Anti-Portraiture: Elaine Stocki

Elaine Stocki, a Winnipeg-based photographer who is currently working towards her Master’s degree at Yale, is adamant about what her images are not doing. “My photographs are absolutely not about portraiture. The distance in them reflects that what I’m talking about isn’t the personality of the person. My interest in the body as a sculptural form is a way of straying from this idea of portrait that gets slapped on every photograph of a person.” In a photograph called George (Stocki’s images take the name of the subject), a man is isolated in a large space and is shot in such a way that he seems not to have a lower body. Heather is sitting down in a stark basement, wearing a nightgown, a fur coat and a look of quizzical apprehension. Bonnie’s head is framed below a railing at an outdoor sports stadium; she wears a halo of a white hat and is backed by a lovely sunset. Still, she looks worried. Stocki’s images may not be portraits of individuals, but they’re portraits of people thinking about themselves and their condition in the world. In that way, they are psychological more than documentary.

Elaine Stocki, Bonnie, 2007, C-print, 24 x 24”.

Stocki admits that viewers may register a certain degree of discomfort in looking at her work but she resists any comparisons between her approach and that of someone like Diane Arbus. “Arbus strove to represent a minority and I’m interested in representing a majority. I’ve read reviews of my work in which the writer says I take pictures of people on the fringes of society. It’s laughable because I take pictures of people who are working class, who live in the downtown or the North End of Winnipeg, and who are very, very regular people.”

Stocki’s subjects responded to ads she placed in newspapers for models over 30. She pays them for the work they do with her, which can be time-consuming. “I’ll usually take many, many rolls of an almost identical thing and then pick the negative I like the best. I always have an idea what I want but, over the series of shoots, that would change and oftentimes I would see in their shifting around something that was much more interesting than what I had conceived.” Stocki is intrigued by movement and by what it looks like when it’s frozen; Marlene stands on a bed in the Winnipeg Hotel on Main Street, facing the wall; with Bruce she captured “some sort of unglorified male athleticism” by pulling down his pants while he hangs on a white bar.

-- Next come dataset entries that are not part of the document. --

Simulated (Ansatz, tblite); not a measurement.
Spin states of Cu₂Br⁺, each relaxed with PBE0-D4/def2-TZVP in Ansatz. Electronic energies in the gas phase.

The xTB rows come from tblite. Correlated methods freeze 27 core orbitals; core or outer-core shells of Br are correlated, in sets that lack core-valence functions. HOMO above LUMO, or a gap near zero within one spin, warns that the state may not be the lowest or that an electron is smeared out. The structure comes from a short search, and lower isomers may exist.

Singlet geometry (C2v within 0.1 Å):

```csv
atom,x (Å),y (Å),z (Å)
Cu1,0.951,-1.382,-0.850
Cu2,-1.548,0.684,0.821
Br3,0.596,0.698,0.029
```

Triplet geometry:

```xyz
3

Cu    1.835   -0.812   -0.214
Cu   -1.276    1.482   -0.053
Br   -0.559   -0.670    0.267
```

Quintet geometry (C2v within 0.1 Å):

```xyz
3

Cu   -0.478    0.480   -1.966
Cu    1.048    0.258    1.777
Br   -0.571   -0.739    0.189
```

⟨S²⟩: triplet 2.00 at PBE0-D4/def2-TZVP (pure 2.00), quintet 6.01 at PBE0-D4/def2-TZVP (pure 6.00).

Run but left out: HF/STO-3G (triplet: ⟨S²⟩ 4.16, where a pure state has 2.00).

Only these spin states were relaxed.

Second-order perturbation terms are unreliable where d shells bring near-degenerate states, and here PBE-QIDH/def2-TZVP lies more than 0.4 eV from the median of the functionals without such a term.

Stocki’s most recent interest is in multiplication.“I want to see if a photograph of groups of people can carry the same ambiguous and psychological weight, because as soon as you put in more than one person the audience automatically starts to read relationships into the figures. What I want to do is subvert their expectations about what those relationships are to each other and to the photographer.”

Elaine Stocki, Left to Right: Dennis, 2006, C-print, 24 x 24”, Ken, 2007, C-print, 24 x 24”., Bruce, 2007, C-print, 24 x 24”.